Scott Alexander comments on To signal effectively, use a non-human, non-stoppable enforcer

Scott Alexander 25 May 2010 22:18 UTC
17 points
If a normal mugger holds up a gun and says “Give me money or I’ll shoot you”, we consider the alternate hypotheses that the mugger will only shoot you if you do give er the money, or that the mugger will give you millions of dollars to reward your bravery if you refuse. But the mugger’s word itself, and our theory of mind on the things that tend to motivate muggers, make both of these much less likely than the garden-variety hypothesis that the mugger will shoot you if you don’t give the money. Further, this holds true whether the mugger claims er weapon is a gun, a ray gun, or a black hole generator; the credibility that the mugger can pull off er threat decreases if e says e has a black hole generator, but not the general skew in favor of worse results for not giving the money.

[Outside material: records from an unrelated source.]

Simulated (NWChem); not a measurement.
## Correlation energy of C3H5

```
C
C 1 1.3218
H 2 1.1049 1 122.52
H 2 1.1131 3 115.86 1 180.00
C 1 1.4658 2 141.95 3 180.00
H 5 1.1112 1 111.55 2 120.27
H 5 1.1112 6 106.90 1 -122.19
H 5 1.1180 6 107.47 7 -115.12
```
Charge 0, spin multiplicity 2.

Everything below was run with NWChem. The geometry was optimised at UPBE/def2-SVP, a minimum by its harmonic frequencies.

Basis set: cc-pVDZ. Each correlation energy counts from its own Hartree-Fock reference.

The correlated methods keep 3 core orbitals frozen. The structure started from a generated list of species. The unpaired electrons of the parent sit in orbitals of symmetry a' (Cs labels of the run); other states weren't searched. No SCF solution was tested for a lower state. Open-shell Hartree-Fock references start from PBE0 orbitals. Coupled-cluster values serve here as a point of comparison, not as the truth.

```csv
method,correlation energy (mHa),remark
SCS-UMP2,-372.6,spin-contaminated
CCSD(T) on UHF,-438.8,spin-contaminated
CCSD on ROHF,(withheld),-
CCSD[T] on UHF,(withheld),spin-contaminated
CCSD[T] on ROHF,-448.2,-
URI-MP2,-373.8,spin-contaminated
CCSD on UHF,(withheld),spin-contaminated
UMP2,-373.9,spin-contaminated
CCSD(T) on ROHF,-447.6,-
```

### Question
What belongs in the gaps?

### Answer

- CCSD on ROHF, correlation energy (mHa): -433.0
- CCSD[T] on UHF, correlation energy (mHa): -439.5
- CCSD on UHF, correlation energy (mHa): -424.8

Why does that skew go away if the mugger claims to be holding an unfriendly AI or the threat of divine judgment some other Pascal-level weapon?

Your argument only seems to hold if there is no mugger and we’re considering abstract principles—ie maybe I should clap my hands on the tiny chance that it might set into effect a chain reaction that will save 3^^^3 lives. In those cases, I agree with you; but as soon as a mugger gets into the picture e provides more information and skews the utilities in favor of one action.